My dear wife and I were planning meals for the week using the highly recommended Our Groceries app. I had read a post over at Zoe Bakes that I really wanted to make as a surprise. So I read off the ingredients without telling her what I was making and she added them to the grocery list on her phone.
When I got done she looked at me quizzically and asked, “So how much chocolate do you need?”
“I don’t need any chocolate.”
“Well, there isn’t any in the house, so how much should I get?”
“No, the recipe doesn’t call for any.”
“No chocolate!?! You’re making a dessert, right?”

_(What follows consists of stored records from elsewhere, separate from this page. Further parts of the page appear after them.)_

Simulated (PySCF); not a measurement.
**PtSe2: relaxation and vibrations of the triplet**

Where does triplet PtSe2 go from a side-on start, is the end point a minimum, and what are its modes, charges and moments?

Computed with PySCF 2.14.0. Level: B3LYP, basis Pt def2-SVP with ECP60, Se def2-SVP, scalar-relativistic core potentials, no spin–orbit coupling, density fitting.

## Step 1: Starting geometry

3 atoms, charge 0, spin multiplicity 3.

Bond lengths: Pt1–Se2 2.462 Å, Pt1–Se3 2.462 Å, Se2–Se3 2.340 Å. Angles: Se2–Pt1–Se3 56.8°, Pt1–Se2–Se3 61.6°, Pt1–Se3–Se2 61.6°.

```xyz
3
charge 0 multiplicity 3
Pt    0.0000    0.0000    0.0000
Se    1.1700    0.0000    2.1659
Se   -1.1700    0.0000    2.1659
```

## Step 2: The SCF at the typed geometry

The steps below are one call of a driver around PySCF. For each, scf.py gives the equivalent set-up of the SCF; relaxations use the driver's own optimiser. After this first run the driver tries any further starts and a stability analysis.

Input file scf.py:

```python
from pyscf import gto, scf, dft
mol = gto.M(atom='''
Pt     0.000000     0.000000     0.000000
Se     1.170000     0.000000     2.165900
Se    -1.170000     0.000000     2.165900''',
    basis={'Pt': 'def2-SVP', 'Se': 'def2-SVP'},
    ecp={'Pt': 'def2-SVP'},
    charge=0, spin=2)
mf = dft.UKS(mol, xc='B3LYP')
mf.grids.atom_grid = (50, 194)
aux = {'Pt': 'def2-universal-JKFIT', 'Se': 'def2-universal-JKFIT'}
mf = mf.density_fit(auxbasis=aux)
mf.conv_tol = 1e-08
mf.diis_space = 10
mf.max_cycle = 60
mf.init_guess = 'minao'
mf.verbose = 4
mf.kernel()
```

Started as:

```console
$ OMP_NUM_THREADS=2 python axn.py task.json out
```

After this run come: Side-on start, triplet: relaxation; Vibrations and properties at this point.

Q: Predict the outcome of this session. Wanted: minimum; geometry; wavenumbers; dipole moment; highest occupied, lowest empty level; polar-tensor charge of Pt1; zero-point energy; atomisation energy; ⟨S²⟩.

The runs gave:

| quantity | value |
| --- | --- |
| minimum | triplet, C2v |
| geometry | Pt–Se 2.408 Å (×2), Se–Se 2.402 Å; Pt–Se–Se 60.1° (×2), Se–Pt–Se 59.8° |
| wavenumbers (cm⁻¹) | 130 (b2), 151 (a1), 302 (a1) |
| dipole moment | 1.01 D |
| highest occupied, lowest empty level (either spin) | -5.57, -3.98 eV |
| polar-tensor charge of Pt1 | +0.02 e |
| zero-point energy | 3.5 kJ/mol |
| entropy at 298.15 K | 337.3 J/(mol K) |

“Dessert doesn’t always have to have chocolate in it.”
“Okay, I suppose…”
Butterscotch Pots de Crème
4 tablespoons butter
1 cup raw or brown sugar, packed
4 cups heavy cream
1 teaspoon vanilla extract
1/2 teaspoon salt
8 large egg yolks
In a heavy, medium sauce pan, whisk together the butter and sugar over medium heat until they begin to melt into each other. Cook, stirring constantly, until the mixture starts to brown. Be careful that the sugar does not burn. One of the keys to butterscotch is that lightly scorched taste. So don’t be afraid to back off the heat a little at this point and gently roll up to that fine line between browned and burned.
When the butterscotch is the dark, reddish-brown of an old penny and just at the point where it starts to smell smoky, remove the pan from the heat and pour in one cup of the cream in a thin stream, whisking continuously.
Note: The butterscotch will not like this in the least.
It will hiss and spit at you and start to harden up. Keep the pan over medium heat and keep stirring until the sugar dissolves. Add the rest of the cream, vanilla, and salt and continue cooking until the mixture just begins to boil.
Remove from heat and taste. Having the right amount of vanilla and salt is essential to having butterscotch taste like butterscotch, so feel free to make adjustments at this point.
Whisk the egg yolks together in a medium bowl. To combine the eggs and butterscotch without cooking the eggs you need to temper them by slowly whisking some of the hot butterscotch into the yolks. Do this a quarter cup at a time until you have warmed the yolks slightly.
Slowly pour the warmed yolks into the pot of butterscotch and whisk to combine.
Preheat your oven to 325°F and bring a large pot or kettle of water to boil on the stove.
Arrange your serving dishes (demitasse cups, teacups or ramekins work fine) in a large baking or roasting pan. Fill each serving dishes about half to two-thirds full of the butterscotch custard mix. Slowly add the hot water to the pan surrounding the serving dishes until the water is level with the filling inside.
Slide the whole works into the oven and tent loosely with foil.
Bake for 30 minutes then check to see to see how they are setting up. Total baking time can vary a lot depending on the temperature of the mixture when you put it in the oven and size and shape of your serving dishes. You want the tops and edges to be firmly set, but they should still be a bit jiggly in the middle – about 150°F internal. They will firm up as they cool.
Remove from water bath and let cool, then stash in the fridge until chilled, at least 2 hours.
To serve – remove them from the fridge about 20 minutes before serving and dollop with some whipped cream or drizzle with a bit of chocolate syrup.
Pots of cream – the name says it all – rich, thick, smooth, and custardy. Almost burning the sugar not only took the edge off the sweetness but also and gave it a really deep and complex flavor.
To quote my dear wife, “Wow, these are great, and I didn’t think I even liked butterscotch!”